Opportunities and Challenges in Global Network Cameras
Associate Professor Yung-Hsiang Lu, School of Electrical and Computer Engineering and (by courtesy) the Department of Computer Science, Purdue University
Millions of network cameras have been deployed. Many of these cameras provide publicly available data, continuously streaming live views of national parks, city halls, streets, highways, and shopping malls.
A person may see multiple tourist attractions through these cameras, without leaving home. Researchers may observe the weather in different cities. Using the data, it is possible to observe natural disasters at a safe distance. News reporters may obtain instant views of an unfolding event. A spectator may watch a celebration parade from multiple locations using street cameras.
Despite the many promising applications, the opportunities of using global network cameras for creating multimedia content have not been fully exploited. The opportunities also bring forth many challenges. Managing the large amount of data would require fundamentally new thinking.
The data from network cameras are unstructured and have few metadata describing the content. Searching the relevant content would be a challenge. Because network cameras continuously produce data, processing must be able to handle the streaming data. This imposes stringent requirements of the performance.
In this presentation, I will share the experience of building a software system that aims to explore the opportunities using the data from global network cameras. CAM2 (Continuous Analysis of Many CAMeras) is a cloud-based system for studying the worldwide phenomena using network cameras. CAM2 provides an event-based API (application programming interface) and is open to researchers to analyse the data for their studies. The web interface allows users to select the cameras for analysis. The cloud computing engine can scale in response to the needs of analysis programs.

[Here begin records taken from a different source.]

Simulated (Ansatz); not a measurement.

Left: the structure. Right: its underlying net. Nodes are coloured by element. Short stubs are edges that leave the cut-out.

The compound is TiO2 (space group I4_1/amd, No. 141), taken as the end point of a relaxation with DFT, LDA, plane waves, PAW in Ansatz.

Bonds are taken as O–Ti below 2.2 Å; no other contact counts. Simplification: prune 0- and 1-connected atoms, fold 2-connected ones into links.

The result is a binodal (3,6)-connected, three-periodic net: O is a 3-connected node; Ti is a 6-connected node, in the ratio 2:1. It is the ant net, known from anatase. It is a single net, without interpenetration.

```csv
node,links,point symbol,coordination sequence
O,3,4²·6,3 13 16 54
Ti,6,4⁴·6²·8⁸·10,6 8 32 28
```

Yung-Hsiang Lu is an Associate Professor in the School of Electrical and Computer Engineering and (by courtesy) the Department of Computer Science of Purdue University. He is an ACM distinguished scientist and ACM distinguished speaker. He is a member in the organising committee of the IEEE Rebooting Computing Initiative. He is the lead organiser of the first Low-Power Image Recognition Challenge in 2015, the chair (2014-2016) of the Multimedia Communication Systems Interest Group in IEEE Multimedia Communications Technical Committee.
He obtained his Ph.D. from the Department of Electrical Engineering at Stanford University.
This project is supported in part by the US National Science Foundation grants 1535108, 1530914, 1427808, 0958487. Any opinions, findings, and conclusions or recommendations expressed in this presentation are those of the speaker and do not necessarily reflect the views of the National Science Foundation.